Kudos to Canon for resisting temptation and not putting IS on a lens that doesn't really need it. Good job concentrating on improving the 24-70 in other, more important ways... and continuing to improve the high ISO capabilities of your cameras, which to a significant degree can offset the need for IS on any lens.

The 24-70/2.8 is targeted at relatively experienced users who are more likely concerned about other things... such as durability, sealing, premium image quality... than stabization on a focal length range where it's less necessary. It might have been necessary to compromise on some of the other important lens features, in order to include IS on it. I don't know... I'm not an optical engineer. I don't know if the above quote about negative effects of stabilization on wide and mid-range zooms is correct or not. I do know that that IS adds complexity and components to the optical forumla of any lenses it's implemented on. And some of those components have to move, too, to do it's job. That's more stuff inside the lens to wear out over time, or to require adjustment, or to break at the most inopportune moment. Not to mention, added cost.

Now with some lenses and for some users it's well worth the trade-offs to have IS. I'm a big fan of IS on telephotos and after using lenses with it for 10+ years, wouldn't want to be without it on my 200mm, 300mm and longer lenses. And, hey, if it's not an added cost, or I simply don't have a choice, I'll take it on any lens... It's generally reliable enough and worthwhile to have, rather than not have it. But, given a choice and all other things being equal, I wouldn't pay extra just to have IS on a 24-70 or a 16-35mm lens, especially if it also compromised the image quality!

Canon's selection of 70-200mm lenses gives us an opportunity to compare the differences necessary to add IS to a lens. In terms of cost, the 70-200/2.8 non-IS is about $500 less expensive than the original 70-200/2.8 IS, and fully $1000 cheaper than the Mark II version! The 70-200/4 non-IS is lists for nearly half the price of the 70-200/4 IS.

In terms of complexity...
70-200/4 non-IS is made up of 16 elements in 13 groups
70-200/4 IS uses 20 elements in 15 groups
70-200/2.8 non-IS has 18 elements in 15 groups
70-200/2.8 IS (original) uses 23 elements in 18 groups
70-200/2.8 IS Mark II uses 23 elements in 19 groups

Now, for me, the IS is worth some extra expense on a 70-200, 300mm and other longer focal lengths. I appreciate what it can do for me and would hate to not have it at available on those lenses. OTOH, it's a fairly low priority consideration for me on wider focal lengths. I can generally do without it on lenses less than about 100mm.

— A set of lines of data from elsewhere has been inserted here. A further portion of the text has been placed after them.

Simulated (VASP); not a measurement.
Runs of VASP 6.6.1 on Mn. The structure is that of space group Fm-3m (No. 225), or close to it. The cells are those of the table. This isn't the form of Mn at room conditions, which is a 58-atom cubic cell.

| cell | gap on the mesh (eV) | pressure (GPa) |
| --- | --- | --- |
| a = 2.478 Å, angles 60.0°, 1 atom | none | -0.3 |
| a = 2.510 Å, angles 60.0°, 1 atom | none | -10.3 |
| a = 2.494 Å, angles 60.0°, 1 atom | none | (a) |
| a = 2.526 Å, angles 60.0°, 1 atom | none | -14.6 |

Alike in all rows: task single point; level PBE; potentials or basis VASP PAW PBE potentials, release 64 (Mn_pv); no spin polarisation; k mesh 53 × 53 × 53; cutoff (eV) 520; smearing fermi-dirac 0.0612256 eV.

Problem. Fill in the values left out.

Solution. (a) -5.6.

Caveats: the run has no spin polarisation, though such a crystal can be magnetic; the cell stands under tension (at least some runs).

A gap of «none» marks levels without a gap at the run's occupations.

So then why did Canon - sort of out of the blue - launch 24mm and 28mm prime lenses with IS? My best guess... for videography. I don't see these lenses that cost double what lenses without IS in the same focal lengths (and a larger aperture in the case of the 28mm) as particularly appealing for still photoghraphy. But they might have some value for video. After all, that's where stabilization started and in use for many years before Canon began offering it on still camera lenses.

It's apples and oranges, comparing 24-70/2.8 with 24-105/4 IS... An f2.8 zoom is always harder to correct well, to design and manufacture to offer high image quality edge to edge. An f4 zoom can be more compact, is easier to extend to cover a wider range of focal lengths, and probably is easier to implement IS... it certainly makes more sense to offer IS on an f4 lens than an f2.8 lens.

JeffreyG wrote in post #14144665 (external link)
What will be interesting will be to see how good the image performance of the new Tamron 24-70 with a stabilizer is.

A hint might be the 17-50/2.8 non-VR vs the more expensive, but noticeably less sharp 17-50/2.8 VR.

Maybe some day Canon will offer an IS version of the 24-70/2.8. If and when that happens, it will be interesting to see if people are willing to spend nearly $3000 for a standard zoom with IS, that likely will be bigger and heavier than "the brick" is today. Heck, it's going to be interesting enough to see if people will jump on the nearly $1000 more expensive Mark II! (List prices: Mark I $1400, Mark II $2300... and figure an additional $500-600 for IS). I suspect most of the people complaining about the lack of IS on this lens aren't likely to spend that kind of money on a standard zoom!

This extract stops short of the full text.